Kevin Hassett of the American Enterprise Institute explains in the latest print edition of National Review why politicians of all stripes ought to stop blaming China for the declining number of American manufacturing jobs.

Politicians of both parties have tended to bemoan the decline in manufacturing employment, treating it as a sign of failure. This observation itself is questionable, as a dollar earned designing software is just as valuable as a dollar earned in manufacturing, but the worst part of the conversation has been the blame game and the trade war it threatens. Listen to either party, and the entire swing is attributable to the evil actions of the currency-manipulating Chinese, who have apparently been running an organized-crime syndicate specializing in job theft.
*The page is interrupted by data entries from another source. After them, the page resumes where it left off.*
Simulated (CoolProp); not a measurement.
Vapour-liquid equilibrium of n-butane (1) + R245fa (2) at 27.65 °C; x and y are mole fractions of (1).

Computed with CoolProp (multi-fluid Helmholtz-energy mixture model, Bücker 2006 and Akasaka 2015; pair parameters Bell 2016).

To be sure, low-wage and labor-intensive manufacturing activities such as product assembly have shifted to China over the past few decades. Chinese workers were so numerous and so cheap that it was impossible for labor-intensive U.S. firms to compete. The latest research, however, suggests that the shift toward China is likely to be a much smaller story in the future.

While it is true that wages in China are still lower than those in the U.S., they are rising quickly. The nearby chart shows the average urban wage in China, as calculated in a recent article by Hongbin Li, Lei Li, Binzhen Wu, and Yanyan Xiong in the Journal of Economic Perspectives. In 1978, a typical Chinese manufacturing worker made $1,004 in inflation-adjusted dollars— a number that barely budged for almost 20 years. In 2010, he made $5,287. Although Chinese compensation would still look paltry to most American workers, it is much more costly to employ a Chinese worker today than it was in 1998—about five times as expensive.

This shift will affect the flow of manufacturing jobs for two main reasons. First, while Chinese labor is still cheaper than U.S. labor, the gap is closing rapidly and will continue to close. A manufacturer planning a new plant will have to factor future wages over the life of the plant into his calculus, and the U.S. will look increasingly attractive by that measure. Second, because of the recent sharp increase, Chinese wages are much higher than wages in countries such as Indonesia and Thailand. To the extent that labor-intensive U.S. activity is displaced by foreign production, it is much less likely that China will be seen as the culprit.